NICIL boss says GuySuCo divestment halted due to unstable political situation

SPU Head, Colvin Heath-London, and DDL Chairman, in conversation with others at the event on Friday
FILE: NICIL Head, Colvin Heath-London in conversation with others at a previous event

Divestment of the Guyana Sugar Corporation (GuySuCo) remains on pause while Guyana’s political situation remains an unstable one.

National Industrial and Commercial Investments Limited’s (NICIL) has been seeking investors for the closed sugar estates and their assets, but acting Chief Executive Officer Colvin Heath-London said that for now, this is all on pause until political events are resolved.

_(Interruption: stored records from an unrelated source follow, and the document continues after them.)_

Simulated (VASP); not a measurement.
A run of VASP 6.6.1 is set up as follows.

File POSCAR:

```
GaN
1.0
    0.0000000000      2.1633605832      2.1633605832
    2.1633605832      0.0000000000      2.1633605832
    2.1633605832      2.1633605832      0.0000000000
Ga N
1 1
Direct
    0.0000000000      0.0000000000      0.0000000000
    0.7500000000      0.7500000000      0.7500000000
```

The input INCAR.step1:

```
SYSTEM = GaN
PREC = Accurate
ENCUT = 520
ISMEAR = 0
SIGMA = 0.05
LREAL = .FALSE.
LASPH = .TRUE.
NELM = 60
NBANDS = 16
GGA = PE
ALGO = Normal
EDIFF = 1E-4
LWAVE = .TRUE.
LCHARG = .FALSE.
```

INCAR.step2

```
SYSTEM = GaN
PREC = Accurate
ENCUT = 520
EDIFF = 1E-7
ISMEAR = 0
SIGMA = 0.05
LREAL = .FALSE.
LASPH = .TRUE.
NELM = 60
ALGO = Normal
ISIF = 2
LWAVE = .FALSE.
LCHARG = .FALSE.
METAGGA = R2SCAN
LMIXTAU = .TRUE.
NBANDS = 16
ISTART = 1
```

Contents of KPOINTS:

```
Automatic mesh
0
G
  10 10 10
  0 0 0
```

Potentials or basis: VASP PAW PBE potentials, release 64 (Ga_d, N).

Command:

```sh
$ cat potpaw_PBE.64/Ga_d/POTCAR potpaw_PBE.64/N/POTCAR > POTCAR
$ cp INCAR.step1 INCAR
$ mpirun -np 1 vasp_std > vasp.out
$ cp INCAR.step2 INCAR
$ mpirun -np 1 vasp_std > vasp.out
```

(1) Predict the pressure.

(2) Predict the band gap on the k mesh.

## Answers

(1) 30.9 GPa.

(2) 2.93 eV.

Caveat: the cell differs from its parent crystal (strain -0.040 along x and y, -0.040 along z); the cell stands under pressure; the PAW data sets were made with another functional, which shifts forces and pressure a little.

“In terms of the divestment, we have several investors lined up. But they’re all not going forward until the political situation returns to some normalcy. So, it’s wait-and-see until then.”

He explained that this is the situation with all the estates being divested.

Zeroing in on one of those estates, this publication requested clarity on the status of Wales. In response, Heath-London said private farmers and some former sugar workers have taken up land at Wales for farming.

He also explained that Amazonia Expert Services Limited, the company granted a 20-year lease last year by the Government to cultivate and process coconuts, has started its preparations.

Since closure of the Wales, East Demerara, Rose Hall and Skeldon estates, and the firing of thousands of sugar workers, Government had moved to divest the facilities.

United Kingdom (UK) company PricewaterhouseCoopers (PwC), was contracted to carrying out valuations of GuySuCo’s assets up for sale, and had invited expressions of interest from potential buyers.

Initially, 10 expressions of interest were received, but only five companies eventually entered bids.

Extra Virgin Coconut Products (EVCP) and Amazonia Expert Services Incorporated (AESI) are the two companies which received 680 acres of land from the estate’s assets. However, just prior to elections in March of this year, former sugar workers were lamenting the fact that they were still waiting on the land grants that the APNU/AFC Administration had promised they would receive to continue their livelihood.

Many sugar workers, throughout this time, have vented their disappointment in the coalition Government for “neglecting” their woes and interests.